Looking at Africa over the last 50 years, a lot has happened. The infrastructure has improved and now you can proudly drive on the smooth highways. Ok, we are not there yet, but we will soon be, by the way things are going. This is good news to major used car exporters like Japan, as it means that they will have a larger market for their cars.
With the Continent opening up to trade, most of the goods in the continent are transported by road. There is high demand for vehicles to help enhance the growing economies.
Apart from the commercial side of the car and truck trade, there is a fast growing middle class in Africa. This will play a very big role in the way that the continent imports vehicles. No one in the leafy suburbs of Nairobi, Lagos, Casablanca or Cairo wants to be caught driving a jalopy. High-end carmakers and exporters are set to enjoy more business from Africa. According to Dan Akerson, the General Motors CEO in 2014 alone, it is estimated that vehicle sales to Africa will hit 2 million units.
While most of the car sales go to North and south of the continent, other impoverished nations in Africa are also coming up fast. The challenge for many carmakers now is to produce cars that can prove resilient to the terrains and climatic conditions of Africa.
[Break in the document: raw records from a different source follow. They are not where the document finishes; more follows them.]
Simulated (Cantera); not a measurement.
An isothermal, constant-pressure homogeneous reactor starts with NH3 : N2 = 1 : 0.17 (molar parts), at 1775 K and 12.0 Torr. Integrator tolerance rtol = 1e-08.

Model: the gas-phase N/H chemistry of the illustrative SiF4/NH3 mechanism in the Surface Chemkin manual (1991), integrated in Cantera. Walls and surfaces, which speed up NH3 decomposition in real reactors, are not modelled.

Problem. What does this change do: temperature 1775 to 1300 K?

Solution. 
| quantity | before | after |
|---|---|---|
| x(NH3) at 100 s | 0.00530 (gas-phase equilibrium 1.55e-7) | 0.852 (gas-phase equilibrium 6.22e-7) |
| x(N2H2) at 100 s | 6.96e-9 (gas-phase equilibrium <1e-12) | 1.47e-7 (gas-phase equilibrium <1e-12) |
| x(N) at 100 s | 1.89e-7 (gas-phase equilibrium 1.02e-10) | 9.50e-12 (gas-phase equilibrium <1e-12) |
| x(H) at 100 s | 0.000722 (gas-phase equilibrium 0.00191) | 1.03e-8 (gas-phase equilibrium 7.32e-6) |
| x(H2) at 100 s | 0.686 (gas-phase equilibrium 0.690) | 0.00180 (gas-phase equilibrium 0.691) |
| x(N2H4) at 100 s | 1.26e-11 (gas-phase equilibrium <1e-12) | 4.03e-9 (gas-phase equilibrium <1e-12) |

In the year 2012, Japan sold over 230,000 units in Africa. General Motors sold about 180,000 units. This, although not as high as manufacturers would like, is still very impressive. The good thing is that about 50 years since we gained independence, Africa is now showing potential as a market, despite the stubborn odds stacked against her.
Stable political climate
This is where the buck stops. A stable political climate means that the environment for investment can be enhanced. Foreign as well as local investors are bound to invest more, agriculture can thrive and more people can afford vehicles, which by the way, are taxed as luxury products. With more countries embracing liberal and social democracy, the standards of living are going up. Good examples for this include South Africa, Ghana, Mauritania and Nigeria.
There are very attractive prospects for carmakers and Nigeria is one of them. It is the most populous nation in the continent. South Africa is also one of the chief importers, manufacturers and assemblers in Africa, followed closely by Egypt, Libya and other North Africa Nations. We can also expect more demand for cars in East Africa from Kenya, Tanzania and others.
More resources being discovered in the continent mean good news. For example, oil resources in Kenya and Uganda mean that more money will be pumped into the economies. Buying power will be improved for the people. Therefore, more Japanese secondhand cars will be imported. Soon, cars will not be classified under “luxury”. They will be a necessity.